|Date(s):||August 21, 1891 to August 1893|
|Course:||“Rise and Fall of the Slave South,” University of Virginia|
On August 21, 1891, a group of citizens from counties surrounding Smithville, Virginia came before the Madison, Roanoke, and Walton County School Boards to ask that a high school to be established in the town. The citizens had decided they could only afford to spend 250, so they needed additional money from the school funds in each district. At first, the task was deemed as impossible because of insufficient funds, so the school boards declined to aid them. At a meeting two weeks later, the boards did not consider the citizens' pleas again for a new high school and adjourned the meeting quickly. It was not until October 5, 1891 that the boards finally decided to take pity on the citizens, agreeing to give some of the limited funds to establish the school. It was decided that another surrounding district would give 50 per year, and Roanoke, Madison, and Walton would furnish the school building and jointly contribute 80 per month, for seven months, to pay teachers. The Boards also assigned committees to attempt to collect extra funds from county members. For the next few months, there seemed to be only minor difficulties in establishing the school, but in February of 1892, it was brought to the attention of the boards that this process was not going smoothly. The principal stated, "it was not possible to make satisfactory progress in the school without additional teachers and more desks and supplies." The school still needed a great deal of funds, and the board was only able to give them a small amount. Again, in late July, the principal appeared in front of the boards asking for even more money. However, the board said they did not have enough funds from the state government to give the high school. Smithville High School would have to work with what they had. It was not until a full year later that Madison, Roanoke, and Walton County School Boards were able to increase the funding for the school. Therefore, for a great deal of time, poor white children were incapable of receiving a proper education.

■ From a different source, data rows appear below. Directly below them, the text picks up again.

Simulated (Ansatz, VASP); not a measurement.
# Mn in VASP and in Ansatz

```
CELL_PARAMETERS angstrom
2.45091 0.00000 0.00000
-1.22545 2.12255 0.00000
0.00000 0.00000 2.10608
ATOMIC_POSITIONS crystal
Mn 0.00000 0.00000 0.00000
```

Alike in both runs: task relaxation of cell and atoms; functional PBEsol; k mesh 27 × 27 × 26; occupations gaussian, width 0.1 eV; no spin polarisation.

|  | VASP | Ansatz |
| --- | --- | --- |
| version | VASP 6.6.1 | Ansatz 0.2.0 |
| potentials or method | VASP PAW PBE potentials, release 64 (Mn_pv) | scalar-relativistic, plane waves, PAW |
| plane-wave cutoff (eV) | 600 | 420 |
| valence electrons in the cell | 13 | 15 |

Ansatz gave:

Smithville, Virginia was a perfect representation of the attempt for free education in the South in the late nineteenth century. Unlike the North, the South had never had a system of free "common" schools. All education was for wealthy white children with private and expensive tutors, or some form of private religious institution. While the North began creating this public school system in the 1830s, the South did not start until after the Civil War. However, the true beginnings of education expansion in the South only took root in the late nineteenth century, especially in the 1890s. While the then stable state governments took control of all financial aspects of public education, there were still only special accounts with limited funds and strict restrictions on how the money could be spent. Therefore, it was these special accounts that hindered Madison, Roanoke, and Walton County School Boards and other counties throughout the South to give sufficient money in order to create efficient and productive high schools. Unfortunately, it took a few decades for public schools in the South to nearly match the high standard of education in the public schools of the North. To this day, northern public school education tends to exceed that of the South.